Many interpreted his reply as a reluctance to give away secrets. But Coach DV really couldn’t articulate what it was he did. Or, if he could, he wouldn’t or didn’t like to, or he was “tired of all this talk” and didn’t even want to think about it.
Basically, his teaching consisted of four simple rules.
(Here’s Coach DV’s third rule)
3. Take Only Very Easy Shots
Another laugher. Everyone knows it’s good to take easy shots. But again, the problem is that in games, coaches don’t require it and teams don’t do it. They take difficult and bad shots.
“They just throw the ball at the basket. You can’t just throw the ball at the basket. You look like you’re trying to knock the rim down or break the board. You can’t just throw it up there. You gotta put it in.”
The idea is to move fast and pass to each other until someone gets an easy shot that anyone can make. Coach DV didn’t want anyone making difficult shots. He wanted all the shots to be easy.

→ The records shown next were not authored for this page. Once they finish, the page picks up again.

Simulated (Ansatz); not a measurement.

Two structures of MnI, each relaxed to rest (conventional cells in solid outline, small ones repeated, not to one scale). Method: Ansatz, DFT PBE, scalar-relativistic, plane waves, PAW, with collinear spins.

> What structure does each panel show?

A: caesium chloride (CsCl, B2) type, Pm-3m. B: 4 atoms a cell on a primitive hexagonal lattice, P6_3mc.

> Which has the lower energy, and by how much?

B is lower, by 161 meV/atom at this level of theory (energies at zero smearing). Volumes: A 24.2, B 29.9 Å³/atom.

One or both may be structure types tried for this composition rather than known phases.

When a player would make a shot and run back hearing the applause and show pride in his achievement, Coach DV would be quick to criticize. “Don’t run back like you did anything. Anyone can make an easy shot. Little kids could make that shot. Hell, my grandma could make that shot.”
It was the pass and the movement that created the opportunity. That was what deserved the applause, Coach DV said, not the shot itself.
Long before legendary North Carolina coach Dean Smith started his now world-renowned practice of having his players point at the passer in order to thank him, Coach DV was ordering his players to thank each other. He didn’t require a public acknowledgment, but he did require that his players thank each other. And he growled away any player’s swagger after scoring a basket. Coach DV always complimented the passer in hoarse yells that could be heard across the gym. He just loved a great pass.
“He got that basket, not you! Next time you act like that, he’s not going to pass to you, and I won’t blame him. He’ll fake the pass to you and shoot himself. Who the hell do you think you are? Anyone could make that shot. Thank the guy who gave you the ball. That’s who scored the basket. Anyone can make an easy shot.”